Solving mounting problem on MacOS X


This is a highly specific post, but I thought I’d write about this so that if someone else have the same problem, they can try to solve it my way.

I got a new computer, Intel-based MBP last week. I upgraded it to latest OSX version (10.4.9 I believe), and immediately installed everything I needed. While ending my last job and returning the laptop associated with that post, I made backups to a 500GB USB LACIE hard drive. Very nice indeed, and half my life is now on that hard drive. (I have most of it on other places too, but not so easily accessible).
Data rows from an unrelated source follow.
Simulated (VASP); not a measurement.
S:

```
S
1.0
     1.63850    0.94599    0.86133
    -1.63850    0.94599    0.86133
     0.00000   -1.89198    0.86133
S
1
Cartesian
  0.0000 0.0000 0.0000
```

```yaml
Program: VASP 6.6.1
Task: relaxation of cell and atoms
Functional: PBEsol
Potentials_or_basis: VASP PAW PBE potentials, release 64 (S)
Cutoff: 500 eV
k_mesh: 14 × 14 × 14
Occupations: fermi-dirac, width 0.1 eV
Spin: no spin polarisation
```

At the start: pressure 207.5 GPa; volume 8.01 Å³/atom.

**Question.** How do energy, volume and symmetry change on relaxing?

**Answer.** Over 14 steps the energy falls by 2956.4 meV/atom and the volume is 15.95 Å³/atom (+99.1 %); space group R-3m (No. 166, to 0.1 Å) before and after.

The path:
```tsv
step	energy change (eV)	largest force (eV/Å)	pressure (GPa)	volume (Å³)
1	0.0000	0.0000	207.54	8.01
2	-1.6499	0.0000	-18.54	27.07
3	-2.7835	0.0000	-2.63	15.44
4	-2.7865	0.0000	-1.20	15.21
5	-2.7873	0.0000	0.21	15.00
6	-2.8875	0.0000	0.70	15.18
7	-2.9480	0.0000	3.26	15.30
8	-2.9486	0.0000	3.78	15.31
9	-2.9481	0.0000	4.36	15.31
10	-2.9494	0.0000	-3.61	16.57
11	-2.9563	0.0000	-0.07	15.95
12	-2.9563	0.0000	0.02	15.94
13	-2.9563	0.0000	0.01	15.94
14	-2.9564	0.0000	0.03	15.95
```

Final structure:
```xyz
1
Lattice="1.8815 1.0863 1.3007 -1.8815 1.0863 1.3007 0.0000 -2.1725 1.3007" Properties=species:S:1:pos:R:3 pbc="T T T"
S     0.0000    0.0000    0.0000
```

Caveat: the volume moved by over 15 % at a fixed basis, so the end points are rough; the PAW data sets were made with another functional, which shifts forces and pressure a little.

The first thing I managed to do was to shut off the hard drive without unmounting it correctly from OSX. I got the warning et all, but well, done is done. It was stupid, I know. Starting out with messing up everything. So what happened? Well, the next time I tried to get OSX to find my hard drive, by inputing the USB connection and switching on the power. Nothing happened. The drive would spin up, but no mount points or nice icons on the desktop. After some investigation I found that the Disk Manager HANGS when the LACIE is turned on and connected. I also found that when I switched the power off, my console says something about not being able to repair disk /dev/disk2s1. Interesting. After a few hours investigation on the Internet I despaired, and decided to try my own ingenuity instead.

I won’t tell you about everything I did to find this solution. It would get severely boring very fast. So, here is the solution:

1. Attach the device and turn on the power.
2. Open up a terminal and create a new directory in /Volumes, (eg sudo mkdir /Volumes/LACIE2).
3. Mount the drive explicitly on this mount point (sudo mount -t msdos /dev/disk2s1 /Volumes/LACIE2).
4. Delete ALL .DS_Store files on the disk (cd /Volumes/LACIE2; find . -name ‘DS_Store’ -exec rm -rf \{\} \;).
5. Wait for a while. At this point you should have two LACIE drives on your Desktop, one fake and one real. Unmount the real one by dragging it to the trash can.
6. Turn of the external hard drive, or detach it.
7. Reboot.
8. Attach/Turn on the external hard drive.

This is a process that works for me, and my drive is now back to working mode. It seems that OSX stores some information in the DS_Store files somewhere on the disk that got corrupted for me. Hopefully this information can help someone else with the same problem.